Novelis Invests $4.5M in Century-Old Plant

WARREN, Ohio – As you walk through the Novelis Inc. plant at 390 Griswold St. NE in Warren – a large building filled with some of the most modern processing equipment used in industry today – you can see visual clues to the bygone days of American manufacturing.

In some parts, brick flooring reveals portions of the original building constructed more than 100 years ago to support America’s entry into World War I. Back then, workers manufactured components for the U.S. Navy. During World War II, the plant was commissioned to build landing gear systems for combat aircraft.

“There’s a section of the plant I think that was built before 1917,” says plant manager Paul Nelson. “You can tell by the architecture.”

A century later, the building where machinery was once driven by turn-of-the-20th-century belt technology is being infused with a $4.5 million investment to make high-tech improvements to its automated aluminum coating line. “We needed to do something to make our aluminum sheet preparation more robust,” Nelson says.

Novelis – today a division of Aditya Birla Group, a multinational conglomerate based in Mumbai, India – provides coating and slitting services on aluminum coil processed for aluminum can manufacturers in the U.S. market. More specifically, the aluminum sheet processed at the Warren plant is used to manufacture beverage can lids. The operation supplies enough aluminum to support one billion lids per month.

In the domestic market, for example, there’s between a 50% and 60% chance that the aluminum lid that tops a can of Coca-Cola, Pepsi, or Ball was made of metal processed in Warren, Nelson says.

Over the last century, the building’s footprint has undergone a long line of major expansions. The largest came in 1965 when Alcan Industries Ltd. – Alcan is the acronym for Aluminum Company of Canada – acquired the plant and started to process aluminum coil to serve the growing U.S. market.

“I started working here in 1981,” Nelson says. At that time, the 429,500-square-foot building housed a rolling mill, multiple slitting and processing lines and employed more than 100 people. Then, in 1986, the company underwent a major downsizing and the number of employees dwindled to about 30, he recalls. At that time, the company repurposed its target market and began supplying aluminum for the “can end” industry, Nelson notes. “There were over 20 in the technical department who lost their jobs,” he says, “and I was fortunate.”

In 2007, Rio Tinto acquired Alcan and then spun off its aluminum division as Novelis. Today, Novelis is the only company that manufactures premium rolled aluminum products on four continents – North America, South America, Europe and Asia, according to the company’s website. Novelis operates nine manufacturing and processing plants in the United States and one technology center. It is also the world’s largest aluminum recycler.

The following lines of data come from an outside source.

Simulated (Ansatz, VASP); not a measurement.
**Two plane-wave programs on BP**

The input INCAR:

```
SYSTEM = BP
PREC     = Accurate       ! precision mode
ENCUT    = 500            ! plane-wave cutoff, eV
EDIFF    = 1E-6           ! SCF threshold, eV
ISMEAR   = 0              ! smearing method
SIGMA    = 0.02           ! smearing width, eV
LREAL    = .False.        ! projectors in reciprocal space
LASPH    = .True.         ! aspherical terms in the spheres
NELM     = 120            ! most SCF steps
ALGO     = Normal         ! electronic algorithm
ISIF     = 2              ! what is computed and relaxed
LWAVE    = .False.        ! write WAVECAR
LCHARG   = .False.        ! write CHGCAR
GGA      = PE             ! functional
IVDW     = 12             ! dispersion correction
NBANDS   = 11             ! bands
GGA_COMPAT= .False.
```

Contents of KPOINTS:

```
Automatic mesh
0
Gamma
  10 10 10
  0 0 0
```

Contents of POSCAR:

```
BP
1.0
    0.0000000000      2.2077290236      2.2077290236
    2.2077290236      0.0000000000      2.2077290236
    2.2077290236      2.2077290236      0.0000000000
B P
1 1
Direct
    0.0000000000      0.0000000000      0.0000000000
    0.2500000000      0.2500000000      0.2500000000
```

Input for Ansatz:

The Warren plant of today is far different from its origins. The interior is flush with bright light. Supervisors and quality managers navigate the length of the long rectangular building by riding heavy-duty tricycles.

“We have 75 employees now,” Nelson reports. The heart of the company’s operation is its coating line – a highly automated system that only needs five workers to operate.

While many employees are heartened at the prospect of new investments in the Warren plant, others remain apprehensive, Nelson says, because they were hired after their previous employers closed.

Among those who began working at Novelis after he lost his job at a steel pipe and tube manufacturer in Pennsylvania is Mark Nichols, process leader.

“I worked at Sawhill Tubular,” Nichols says. “A lot of the guys here get nervous because most of them at some point worked somewhere else.”

Yet, turnover is practically nonexistent, he says. “It’s a great place to work,” he says. One employee, he relates, has been with the company 50 years.

The new investment is directed at improving the pretreatment process used on aluminum coil, enabling the plant to incorporate a roll-on dry-in-place coater and oven to its operations. “It allows more versatility in applying pre-treatments,” Nichols says.

A Novelis plant in Russellville, Ky., ships 40,000-pound coils of aluminum to Warren for processing. Each coil is fed into the coating line one after the other – the end of one spliced to the head of the next coil as it enters the line. “That way, we’re just continuously running,” Nelson says.

Before the aluminum sheet is coated, it needs to be cleaned and pretreated, Nichols says. Once a pretreatment is applied, the sheet moves through several rinse stages before coating begins. Once the coil is rinsed, it’s dried in the line’s oven before the coating is affixed.

Two types of water-based coats, clear and gold, are applied to the aluminum, Nichols notes.

Once the coating is applied, the coils move through a finishing process that includes feeding the aluminum through a tall exit tower and then applying a heated lubricant to the metal, Nichols says. “It helps move our sheets through our customers’ presses,” he says. The master coil is slit into two coils that are shipped to beverage can manufacturers.

“For the most part, the entire system is automated,” Nichols notes.

“The can end market has grown over the years,” he says, with upgrades in coating technology and equipment beginning during the late 1990s. “In 1986, the coating line ran at about 300 feet per minute. Today, we’re at 900 feet per minute, which is, I’m sure, the second-fastest coating line in the United States.”

While investing $4.5 Million into the operation bodes well for the plant’s future, it also helps other local companies that will be involved in the upgrades. Warren-based Ajax Tocco is building the furnace and the project manager is a graduate of Youngstown State University.

“We’re partnering with YSU with research on evaporation during the pretreatment process,” Nelson says. “This is good for Warren and the area.”

Pictured: Paul Nelson manages the plant that was built 100 years ago to make military components during World War I.